Interesting. This is true, being a stock company, Disney's whole job is to make money for it's stockholders. It's a damn shame the way they have been going about it though.
Which leads me to another question, does the average citizen that owns Disney stock actually enjoy what the company is doing, or do they not even care to visit WDW, they just want to make a barrel of money.
Which then leads me to yet another question: Do the big stockholders actually steer the company in a direction that THEY want, and being billionaires, do they care at ALL what goes on, as long as they are making $$$ hand-over-fist? Food for thought, perhaps?
Steve Jobs aside, most of the major shareholders in TWDC are large investment groups like pension plans and 401K administrators. Individual investors are just a drop in the bucket.

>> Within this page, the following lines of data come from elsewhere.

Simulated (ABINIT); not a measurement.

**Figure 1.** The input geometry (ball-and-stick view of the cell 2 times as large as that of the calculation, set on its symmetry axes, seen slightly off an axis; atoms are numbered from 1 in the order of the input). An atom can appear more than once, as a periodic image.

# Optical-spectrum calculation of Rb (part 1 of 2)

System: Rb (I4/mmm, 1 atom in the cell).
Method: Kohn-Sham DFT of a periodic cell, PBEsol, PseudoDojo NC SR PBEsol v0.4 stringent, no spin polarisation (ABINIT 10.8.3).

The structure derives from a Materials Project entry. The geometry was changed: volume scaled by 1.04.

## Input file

And those pension plan administrators and 401Ks really don't care about the long term. Many are simply focused on the survival of their plan and will move the funds around in whatever manner is necessary to maximize returns.
In this day, companies like Disney face a stiff challenge in trying to remain true to a vision or long-term plan while not sacrificing present-day returns. In a non-recession economy, investors expect growth and dividends. And if they don't see that growth, they will move funds elsewhere which causes a dip in the stock price.
As for actual decision-making, for the most part that isn't the board's job. They employ the high-level executives like Bob Iger and Tom Staggs, who then hire countless lower-level executives to oversee small portions of the empire.
In terms of the parks, Jay Rasulo is the chairman of parks and resorts. AFAIK, all others ultimately report to him. But John Lassiter has quite a bit of clout...particularly when it comes to the west coast parks.
Disney still operates its parks to a much higher standard than others in the industry. There is absolutely no question about that. Disney could have reverted to Six Flags or King's Island-quality attractions and service years ago, but they have not done so. If Disney were only concerned about the bottom line, they could have easily started building bare-bones steel coasters for a fraction of the cost of Expedition Everest.
Clearly there is still a dedication to the high level of standards that Walt set, and an understanding that it's to their long-term benefit to maintain those standards. But that doesn't mean there won't be changes.
It's easy for we armchair theme park operators to say "well, Disney will do better long term if they don't raise ticket prices." Fortunately we don't have anything to lose (except our retirement plans) if that prognostication doesn't come to pass.
The Walt Disney Company and its theme parks exist to make money. Period. Always have...always will. Don't ever kid yourself into thinking otherwise.
Most changes that they make will be in the interest of adding to--or at least maintaining--the bottom line. Those changes include replacing once-beloved attractions (World of Motion) with something that has greater mass-appeal (Test Track.) They include offering extra discounts to get people to pack the parks when times are tough. They include adding extra after-hours events (
MVMCP,
MNSSHP, etc.) when demand exists.
Some things Disney clearly does not do as well as they used to. Other things they do much better than they did 5, 10, 20 or 30 years ago. But the main thing that keeps us coming back to the Disney parks is the fact that they are still head-and-shoulders above the competition. If I could get a better experience--or more bang for my buck--at Cedar Point, Six Flags or Universal, they would be getting my money. But I can't so they don't.
Even in a recession wages go up, healthcare expenses go up, insurance premiums go up. So I would expect ticket prices to increase, too. But sales will still be around to absorb much of the increase.